The Myth of the Digital Native

The assumption that students are skilled and comfortable with technology belies a much more disconcerting issue: the myth of the digital native is alive and well in academia. The myth, for those who are unfamiliar, is basically the kids these days are so good with computers. It's an assumption that growing up today, our younger students are so inundated with technology that they somehow magically glean a deeper understanding of it than prior generations. The fact is, many of our younger students know how to log onto Facebook, send a text message, and little else. If you ask them what web browser they use, they will say Google. And they don't mean Chrome, they mean Google. They can't differentiate between the address bar and the search box in Internet Explorer 8. Many have a cursory understanding of the use of some pieces of tech and but no conceptual grasp of the larger edifices of the web and computer operating systems.

To be clear: some students obviously do understand tech, the issue is when we assume they all do.

At a community college, the digital native assumption is even more problematic. When you say students are good with technology, meaning that the younger generation is, what I hear is I don't understand that many of my students will be adults, some doubtless older than I am. We have a lot of adults returning to higher ed. For many of them, calculators were the only computing device involved in their prior education. Now we ask them to understand the bloated behemoth that is a Learning Management System, to juggle several different accounts, to manage at least two emails, to complete assignments using specific software packages (e.g. PowerPoint). It's a major struggle for many of them; again, I know because I end up helping them in the library. A faculty member simply assuming technical competence is severely damaging their ability to deliver effective instruction.

Where Do We Go From Here

I don't have a solution to the problems I've raised. As a job applicant, I would avoid naming specific software, instead describing the broader category to which they belong (e.g. word processing, presentation). I would also take some time to think critically about how you incorporate technology into instruction. Do you use it to increase collaboration? To make instruction less top-down & more interactive? Or are you simply showing amusing YouTube videos because the students seem to like them? There's a vast gulf between using technology and using it effectively.
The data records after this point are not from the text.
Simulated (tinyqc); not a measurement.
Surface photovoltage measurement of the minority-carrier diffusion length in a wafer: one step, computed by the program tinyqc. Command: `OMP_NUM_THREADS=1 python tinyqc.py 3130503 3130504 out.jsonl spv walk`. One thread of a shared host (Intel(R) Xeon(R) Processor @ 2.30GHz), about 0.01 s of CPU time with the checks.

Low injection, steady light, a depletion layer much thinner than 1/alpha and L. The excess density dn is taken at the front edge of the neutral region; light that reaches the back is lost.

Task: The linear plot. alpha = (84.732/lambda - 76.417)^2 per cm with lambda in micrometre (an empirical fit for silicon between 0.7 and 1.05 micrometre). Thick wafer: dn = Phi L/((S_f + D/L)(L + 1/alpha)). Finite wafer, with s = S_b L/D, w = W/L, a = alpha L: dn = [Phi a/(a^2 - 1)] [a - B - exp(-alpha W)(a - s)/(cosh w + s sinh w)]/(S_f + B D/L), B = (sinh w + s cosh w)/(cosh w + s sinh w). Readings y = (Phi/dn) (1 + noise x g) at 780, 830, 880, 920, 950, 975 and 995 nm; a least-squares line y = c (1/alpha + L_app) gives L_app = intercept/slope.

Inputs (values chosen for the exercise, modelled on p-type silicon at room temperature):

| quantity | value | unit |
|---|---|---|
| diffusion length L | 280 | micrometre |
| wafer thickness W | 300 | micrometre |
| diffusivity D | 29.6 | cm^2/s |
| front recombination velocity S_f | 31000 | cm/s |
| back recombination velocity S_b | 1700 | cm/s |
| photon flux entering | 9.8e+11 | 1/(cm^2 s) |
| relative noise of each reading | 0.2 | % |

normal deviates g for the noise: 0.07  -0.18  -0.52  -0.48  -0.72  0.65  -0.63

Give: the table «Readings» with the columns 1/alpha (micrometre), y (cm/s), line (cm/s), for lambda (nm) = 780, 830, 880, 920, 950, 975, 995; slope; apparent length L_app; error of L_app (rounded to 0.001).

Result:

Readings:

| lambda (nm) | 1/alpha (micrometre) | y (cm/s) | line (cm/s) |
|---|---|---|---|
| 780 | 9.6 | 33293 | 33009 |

Finally, I want to impress one hopeless plea upon the graduate schools of the world: offer—ideally require, but I'll settle for offer—an instructional technology class for all disciplines that covers the basics of technology, its technical underpinnings, how to use it, and finally how it can fit successfully into different pedagogical strategies. As a devotee of two-year, teaching-focused institutions, I already think it's tragic that most faculty members don't receive any teaching training. They become brilliant researchers and writers, but they're mostly left to their own devices when it comes to teaching. Knowledge of educational technology falls by the wayside as a consequence. Its use can be learned on the job but I wish grad schools would do more in this area.